API Usage

There are two important classes in the library as follows:- - PreProcessing - CommunityTopic

We will see API usage of both of them.

Pre-Processing Module

Method: do_preprocessing

The do_preprocessing method performs pre-processing on a given training and testing corpus to convert it into a format suitable for CommunityTopic.

Parameters

do_preprocessing(train=None, test=None, ner=1, pos_filter=0, phrases='npmi', phrase_threshold=0.35, language='en')
  • train : str

    Input training corpus

  • test : str

    Input testing corpus

  • ner : int

    • Named Entity Recognition flag
    • Possible values = [0, 1]
    • 0 - to not use NER
    • 1 - to use NER
  • pos_filter : int

    • Part-of-Speech filter for extracting features and marking the words in a text with labels for entity extraction
    • Possible values = [0, 1, 2, 3]
    • 0 - No POS filtering
    • 1 - Keep only adjectives, adverbs, nouns, proper nouns, and verbs
    • 2 - Keep only adjectives, nouns, proper nouns
    • 3 - Keep only nouns, proper nouns
  • phrases : str

    Currently using 'npmi' type for phrase detection

  • phrase_threshold : float

    • Phrase detection threshold
    • Currently using 0.35
  • language : str

    • Possible values = ['en', 'it', 'fr', 'de', 'es']
    • 'en' - English
    • 'it' - Italian
    • 'fr' - French
    • 'de' - German
    • 'es' - Spanish
    • Language of the training and testing corpus

Returns

tokenized_train_sents
tokenized_train_docs
tokenized_test_docs
dictionary
  • tokenized_train_sents : list of list

    Returns pre-processed training corpus as sentences (in list of words form)

  • tokenized_train_docs : list of list

    Returns pre-processed training corpus as docs (in list of words form)

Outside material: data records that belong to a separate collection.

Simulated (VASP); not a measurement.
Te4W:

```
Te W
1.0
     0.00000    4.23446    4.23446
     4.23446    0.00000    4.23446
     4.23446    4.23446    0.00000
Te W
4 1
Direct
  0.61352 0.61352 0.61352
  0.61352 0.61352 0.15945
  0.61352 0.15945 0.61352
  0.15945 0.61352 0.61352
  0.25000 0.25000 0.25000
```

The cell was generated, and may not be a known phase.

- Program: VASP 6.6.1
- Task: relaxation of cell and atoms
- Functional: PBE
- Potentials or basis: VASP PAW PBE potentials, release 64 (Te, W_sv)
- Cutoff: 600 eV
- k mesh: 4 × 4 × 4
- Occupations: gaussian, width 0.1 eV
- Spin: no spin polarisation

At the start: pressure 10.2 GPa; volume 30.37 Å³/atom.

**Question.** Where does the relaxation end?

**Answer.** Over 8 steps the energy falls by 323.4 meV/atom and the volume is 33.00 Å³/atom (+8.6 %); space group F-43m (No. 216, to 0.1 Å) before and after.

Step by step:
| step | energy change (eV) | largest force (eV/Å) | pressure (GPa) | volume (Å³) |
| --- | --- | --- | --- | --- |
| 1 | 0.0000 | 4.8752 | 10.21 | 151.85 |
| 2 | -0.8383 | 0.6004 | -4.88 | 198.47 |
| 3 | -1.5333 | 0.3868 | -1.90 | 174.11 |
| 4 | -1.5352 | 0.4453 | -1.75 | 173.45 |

  • tokenized_test_docs : list of list

    Returns pre-processed testing corpus as sentences (in list of words form)

  • dictionary : dict

    • Gensim dictionary object that tracks frequencies and can filter vocab
    • Keys are id for words
    • Values are words

Community Topic Module

Class constructor: __init__

__init__(self, train_corpus=None, dictionary=None, edge_weight='count',
         weight_threshold=0.0, cd_algorithm='leiden', resolution_parameter=1.0,
         network_window='sentence')

Parameters

  • train_corpus : list of list (of string)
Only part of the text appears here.